Tuesday, February 10, 2009
Panel Affirms Ex-Lawyer’s Life Sentence for Torturing Wife
By SHERRI M. OKAMOTO, Staff Writer
The Third District Court of Appeal yesterday upheld the torture conviction of former criminal defense attorney Richard William Hamlin of El Dorado Hills.
Although sufficient evidence that Hamlin’s course of conduct physically abusing his wife supported the torture conviction, the panel ruled that El Dorado Superior Court Judge Eddie T. Keller erred in imposing upper terms on Hamlin’s convictions for making a criminal threat and inflicting corporal injury on a spouse based on facts not found to exist by the jury, admitted by defendant, or justified based on defendant’s record of prior convictions.

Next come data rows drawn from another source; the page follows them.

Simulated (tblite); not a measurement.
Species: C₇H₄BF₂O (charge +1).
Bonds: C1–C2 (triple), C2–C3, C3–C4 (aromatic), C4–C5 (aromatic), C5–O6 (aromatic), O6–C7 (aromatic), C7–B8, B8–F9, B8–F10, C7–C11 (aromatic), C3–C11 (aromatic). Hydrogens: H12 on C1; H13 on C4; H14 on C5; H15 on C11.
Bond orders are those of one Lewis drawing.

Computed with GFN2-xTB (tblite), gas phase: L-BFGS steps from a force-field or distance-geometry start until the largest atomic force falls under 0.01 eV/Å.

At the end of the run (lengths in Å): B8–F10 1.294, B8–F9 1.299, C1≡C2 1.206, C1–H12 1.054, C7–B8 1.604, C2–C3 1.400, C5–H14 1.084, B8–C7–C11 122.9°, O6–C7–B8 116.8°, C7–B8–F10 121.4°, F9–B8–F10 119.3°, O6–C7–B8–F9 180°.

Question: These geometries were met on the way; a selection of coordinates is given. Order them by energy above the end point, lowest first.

Hamlin’s wife, identified in the opinion only as S., testified that Hamlin physically abused her every day, sometimes multiple times each day, and in front of the couple’s four children, between June 2003 and February 2004.
The prosecution contended that Hamlin had committed the crime of torture against S. by his conduct.
A jury found Hamlin guilty of torture, three counts of misdemeanor child abuse, on count of making a criminal threat, and three counts of inflicting corporal injury on a spouse.
At sentencing, Keller found that Hamlin had induced others to participate in the commission of the crime, his crime was carried out with planning, sophistication, and professionalism, he took advantage of a position of trust or confidence to commit his crimes, and he engaged in violent conduct, indicating [he is] a serious danger to society.
Based on these factors in aggravation, Keller sentenced Hamlin to life in prison on the torture count and the upper term of three years on the criminal threat count. Keller also imposed but stayed the upper term of four years on each count of inflicting corporal injury on a spouse.
Penal Code Sec. 206 provides that a person is guilty of torture if he “inflicts great bodily injury” “with the intent to cause cruel or extreme pain and suffering for the purpose of revenge, extortion, persuasion, or any sadistic purpose.”
On appeal, Hamlin contended that there was insufficient evidence that he acted with the requisite intent because the word “inflicts” does not denote conduct that can occur over a period of time.
Writing for the appellate court, Justice Ronald B. Robie explained that Sec. 206 does not require an intent to cause prolonged pain, not the actual cause of prolonged pain.
Noting the Merriam-Webster’s Collegiate Dictionary’s definition of “inflict” as meaning “to cause (something unpleasant) to be endured,” Robie wrote “[o]bviously a person can be forced to endure something unpleasant over a period of time.”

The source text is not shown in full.